Current probes often suffer from degeneracies. For instance, the thermal Sunyaev-Zel'dovich (tSZ) effect depends on the line-of-sight integral of thermal pressure ($P_{th} \propto \rho T$), creating a degeneracy between gas density ($\rho$) and temperature ($T$). Similarly, X-ray emissivity depends on $\rho^2 \Lambda(T)$, offering complementary but distinct sensitivities. The challenge is to develop a unified physical model that can simultaneously describe X-ray and tSZ data while constraining the gas thermodynamics and accounting for observational contaminants like unresolved AGN and non-thermal pressure.

2. Methodology

Data Sources:
The authors perform a joint analysis of cross-correlations between:

1. Cosmic Shear: From the Dark Energy Survey (DES) Year 3 release (4 redshift bins).
2. X-ray Maps: From the ROSAT All-Sky Survey (RASS) in the 0.5–2.0 keV band.
3. tSZ Maps: Compton-$y$ parameter maps from the Planck 2015 release (MILCA component separation).

Theoretical Framework:
The study employs a hydrodynamical halo model to describe the gas distribution within dark matter halos. The model decomposes the total matter density into Cold Dark Matter (CDM), stars, bound gas, and ejected gas.

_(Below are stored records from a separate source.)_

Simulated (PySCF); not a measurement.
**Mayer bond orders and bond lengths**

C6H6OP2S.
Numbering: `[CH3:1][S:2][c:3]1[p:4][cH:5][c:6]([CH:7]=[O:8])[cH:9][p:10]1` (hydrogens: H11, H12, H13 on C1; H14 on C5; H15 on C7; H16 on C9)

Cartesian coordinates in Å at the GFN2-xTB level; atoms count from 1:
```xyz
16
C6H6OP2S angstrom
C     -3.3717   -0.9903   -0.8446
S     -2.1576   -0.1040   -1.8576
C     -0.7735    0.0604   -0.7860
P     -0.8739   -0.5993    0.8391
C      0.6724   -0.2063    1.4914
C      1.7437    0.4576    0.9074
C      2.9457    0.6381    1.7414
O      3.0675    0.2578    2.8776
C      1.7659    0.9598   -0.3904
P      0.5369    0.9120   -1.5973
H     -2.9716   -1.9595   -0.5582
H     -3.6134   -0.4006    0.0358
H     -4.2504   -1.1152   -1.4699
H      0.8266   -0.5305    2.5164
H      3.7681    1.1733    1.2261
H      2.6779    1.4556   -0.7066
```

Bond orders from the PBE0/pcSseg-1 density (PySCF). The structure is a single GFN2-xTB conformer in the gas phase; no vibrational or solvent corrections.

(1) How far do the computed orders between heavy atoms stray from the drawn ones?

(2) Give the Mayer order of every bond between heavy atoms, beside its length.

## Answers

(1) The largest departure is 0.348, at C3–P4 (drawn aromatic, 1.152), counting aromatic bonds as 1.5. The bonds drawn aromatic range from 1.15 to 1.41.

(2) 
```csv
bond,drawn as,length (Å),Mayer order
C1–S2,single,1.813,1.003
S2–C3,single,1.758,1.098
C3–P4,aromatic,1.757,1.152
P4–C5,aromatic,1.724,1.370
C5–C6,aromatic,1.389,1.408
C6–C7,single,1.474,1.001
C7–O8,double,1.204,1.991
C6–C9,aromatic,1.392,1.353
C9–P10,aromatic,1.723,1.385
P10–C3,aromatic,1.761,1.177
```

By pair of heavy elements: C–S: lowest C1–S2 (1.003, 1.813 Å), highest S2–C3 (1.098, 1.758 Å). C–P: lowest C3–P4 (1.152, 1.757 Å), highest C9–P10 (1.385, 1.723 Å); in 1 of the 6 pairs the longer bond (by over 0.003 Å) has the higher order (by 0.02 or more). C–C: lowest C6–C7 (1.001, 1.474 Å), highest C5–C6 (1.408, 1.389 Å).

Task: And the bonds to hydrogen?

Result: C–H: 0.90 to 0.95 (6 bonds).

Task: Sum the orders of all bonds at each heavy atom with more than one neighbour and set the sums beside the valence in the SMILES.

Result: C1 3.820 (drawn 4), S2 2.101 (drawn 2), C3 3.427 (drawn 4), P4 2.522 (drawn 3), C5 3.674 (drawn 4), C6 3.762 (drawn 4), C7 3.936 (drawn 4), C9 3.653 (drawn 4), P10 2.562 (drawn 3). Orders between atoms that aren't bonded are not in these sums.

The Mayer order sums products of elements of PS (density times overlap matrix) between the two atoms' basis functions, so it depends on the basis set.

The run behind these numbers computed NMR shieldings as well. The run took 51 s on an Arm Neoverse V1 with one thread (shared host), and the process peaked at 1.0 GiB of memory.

• Bound Gas: Modeled with a Komatsu-Seljak (KS) profile derived from hydrostatic equilibrium with a polytropic equation of state ($P \propto \rho^\Gamma$).
• Ejected Gas: Modeled with a Gaussian profile representing gas expelled by AGN feedback.
• Thermodynamics: The gas temperature profile is parametrized by a central temperature ($T_c$) scaled by a factor $\alpha_T$ relative to the virial temperature, and a polytropic index $\Gamma$. Non-thermal pressure support is introduced via a parameter $\gamma_T$.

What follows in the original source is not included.